If the keys of the JSON-formatted data have the same names as the columns of the table, you can load the JSON-formatted data by using the simple mode. In simple mode, you do not need to specify the jsonpaths
parameter. This mode requires that the JSON-formatted data must be an object as indicated by curly brackets {}
, such as {"category": 1, "author": 2, "price": "3"}
. In this example, category
, author
, and price
are key names, and these keys can be mapped one on one by name to the columns category
, author
, and price
of the table. For examples, please see [simple mode](#Column names of the destination table are consistent with JSON keys).
If the keys of the JSON-formatted data have different names than the columns of the table, you can load the JSON-formatted data by using the matched mode. In matched mode, you need to use the jsonpaths
and COLUMNS
parameters to specify the column mapping between the JSON-formatted data and the table:
- In the
jsonpaths
parameter, specify the JSON keys in the sequence as how they are arranged in the JSON-formatted data. - In the
COLUMNS
parameter, specify the mapping between the JSON keys and the table columns:- The column names specified in the
COLUMNS
parameter are mapped one on one in sequence to the JSON-formatted data. - The column names specified in the
COLUMNS
parameter are mapped one on one by name to the table columns.

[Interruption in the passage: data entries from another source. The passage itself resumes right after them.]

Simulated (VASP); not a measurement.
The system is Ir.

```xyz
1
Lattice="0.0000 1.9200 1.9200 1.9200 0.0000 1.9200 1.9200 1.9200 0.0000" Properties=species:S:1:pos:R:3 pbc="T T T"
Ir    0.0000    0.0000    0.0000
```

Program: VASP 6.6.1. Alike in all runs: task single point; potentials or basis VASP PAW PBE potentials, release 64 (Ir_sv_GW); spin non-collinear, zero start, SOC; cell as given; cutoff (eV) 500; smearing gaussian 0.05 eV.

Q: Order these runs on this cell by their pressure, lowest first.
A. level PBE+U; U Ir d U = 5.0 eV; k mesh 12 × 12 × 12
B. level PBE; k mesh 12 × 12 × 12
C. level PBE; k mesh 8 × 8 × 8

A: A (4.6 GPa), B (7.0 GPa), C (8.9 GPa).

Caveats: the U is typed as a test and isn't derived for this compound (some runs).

- The column names specified in the
For examples, see matched mode.
Examples
Load CSV-formatted data
This section uses CSV-formatted data as an example to describe how you can employ various parameter settings and combinations to meet your diverse loading requirements.
Prepare a dataset
Suppose you want to load CSV-formatted data from a Kafka topic named ordertest1
.Every message in the dataset includes six columns: order ID, payment date, customer name, nationality, gender, and price.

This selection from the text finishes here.